I'm impulsive. Applying for this trip was exciting. I was coming out of a difficult season in my life and the anticipation of the race gave me something to look forward to and made the mundane tasks of everyday life seem more exciting. Raising support was a challenge which I gladly rose to. It was making the jewelry I planned to sell, and selling it affirmed both my talents and my trip.
However . . .
the spontaneous, adventurous side of me often forgets that the decisions which were easy to make on impulse may not be so easy to follow through on. And the World Race, my friends, is no easy follow through. NOPE. This is a year of my life.
TELLING people I going away for a year to spread love and hope to people around the world was fun and easy. But the butterflies that invaded my stomach as I pulled into training camp brought with them the realization that I was leaving the country – my friends, my family, my job, my bed, my comforts, my life, and most likely ice cream – for an entire year.

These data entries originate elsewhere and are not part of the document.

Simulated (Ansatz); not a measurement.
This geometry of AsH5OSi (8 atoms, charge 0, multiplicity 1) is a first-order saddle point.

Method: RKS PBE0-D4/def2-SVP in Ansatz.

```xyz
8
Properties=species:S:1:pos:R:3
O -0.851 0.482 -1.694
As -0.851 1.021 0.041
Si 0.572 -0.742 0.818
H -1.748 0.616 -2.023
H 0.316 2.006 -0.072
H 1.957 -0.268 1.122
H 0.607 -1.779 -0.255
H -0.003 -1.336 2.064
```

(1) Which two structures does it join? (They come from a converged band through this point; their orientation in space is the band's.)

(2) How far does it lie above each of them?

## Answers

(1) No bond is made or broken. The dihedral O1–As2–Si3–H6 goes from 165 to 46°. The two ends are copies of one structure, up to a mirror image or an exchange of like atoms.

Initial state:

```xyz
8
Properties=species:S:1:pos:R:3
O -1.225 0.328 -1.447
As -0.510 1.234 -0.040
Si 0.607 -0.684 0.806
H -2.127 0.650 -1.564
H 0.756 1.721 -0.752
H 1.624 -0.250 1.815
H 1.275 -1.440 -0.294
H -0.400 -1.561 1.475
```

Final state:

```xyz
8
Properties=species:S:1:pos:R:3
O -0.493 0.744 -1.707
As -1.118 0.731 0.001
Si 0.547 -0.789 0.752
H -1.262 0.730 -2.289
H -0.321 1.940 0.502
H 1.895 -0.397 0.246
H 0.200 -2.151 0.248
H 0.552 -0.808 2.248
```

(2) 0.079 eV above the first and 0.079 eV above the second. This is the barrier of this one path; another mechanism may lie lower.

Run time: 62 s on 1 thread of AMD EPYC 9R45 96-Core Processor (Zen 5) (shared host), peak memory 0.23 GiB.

As I went to training sessions I heard stories about sleeping in the back of a semi truck with street kids, falling out of a raft into the Nile River, 40 hour bus rides with 50 people sharing 23 spaces, missing trains, losing tickets, throwing up, and worse. But what I heard even more loudly than all of that was the peace of God reminding me that none of this was about me or my comfort. He had brought me here "for such a time as this," to go and share wit the world the abundant love and hope that He has so freely given to me. If I have to spend 40 hours on a bus with no air condition, no food, and no bathroom that is a small price I am willing to pay if it means bringing hope to the hopeless. For, as Mr. Magorium challenges his apprentice, "[Our] life is an occasion, [we must] rise to is."